She said, "Oh, I could see that it's a little ugly, but I thought it was vintage. Still, you look really cute."
I find this puzzling. Maggie explained later that people, men and women alike, always love to see a woman in a dress. It makes everyone happy, she says.
While changeable clothing for women usually involves stretchy wrapping or draping styles, the menswear / unisex picture hails from more utilitarian roots. Without question, one of the most innovative companies embracing convertibility today is the 4-year-old firm Maharishi, the brainchild of Hardy Blechman and his talented design crew in London.
Blechman cites Maharishi's design philosophy as "duality plus functionality," a suitable fit for a successful clothing manufacturer who also voices strong commitment to spiritual pursuits.
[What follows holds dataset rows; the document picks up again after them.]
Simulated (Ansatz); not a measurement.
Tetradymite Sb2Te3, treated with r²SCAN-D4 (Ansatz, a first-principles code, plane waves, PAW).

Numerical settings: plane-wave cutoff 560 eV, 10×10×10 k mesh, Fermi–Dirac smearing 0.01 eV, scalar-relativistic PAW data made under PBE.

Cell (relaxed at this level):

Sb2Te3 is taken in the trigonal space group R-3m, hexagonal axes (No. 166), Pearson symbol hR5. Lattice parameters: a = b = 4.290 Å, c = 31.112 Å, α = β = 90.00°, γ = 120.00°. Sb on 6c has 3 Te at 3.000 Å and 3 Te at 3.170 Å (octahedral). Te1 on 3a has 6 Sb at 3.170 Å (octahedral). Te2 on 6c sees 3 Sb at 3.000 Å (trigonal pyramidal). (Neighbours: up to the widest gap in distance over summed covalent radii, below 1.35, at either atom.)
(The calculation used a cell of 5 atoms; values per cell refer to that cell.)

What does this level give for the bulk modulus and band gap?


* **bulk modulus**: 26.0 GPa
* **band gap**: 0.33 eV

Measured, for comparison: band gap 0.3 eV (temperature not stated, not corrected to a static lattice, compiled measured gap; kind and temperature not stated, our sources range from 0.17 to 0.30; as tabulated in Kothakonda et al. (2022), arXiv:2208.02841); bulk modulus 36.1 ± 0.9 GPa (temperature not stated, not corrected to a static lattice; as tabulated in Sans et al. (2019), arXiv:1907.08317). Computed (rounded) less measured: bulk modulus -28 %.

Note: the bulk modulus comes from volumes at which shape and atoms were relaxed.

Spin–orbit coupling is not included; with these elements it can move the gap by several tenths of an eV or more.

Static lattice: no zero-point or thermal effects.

Designing for both men and women and utilizing industrial fabrics and hardware inspired by military, camping and hunting clothes, Maharishi crafts reversible windbreakers like the "Pac-a-Duke," which stuffs into a camouflage-print pocket that turns into a belted bag, which in turn can be worn around the hips. Maharishi's signature Snopant has buttons and interior cord loops along the legs, making it easily adjustable to different lengths. And just in, "Combat Deluxe" trousers sporting a cargo pocket (containing a set of small pockets therein), which is in itself adjustable, that can then snap on the front, snap on the back or has a wrist strap to make it into a detachable carry bag.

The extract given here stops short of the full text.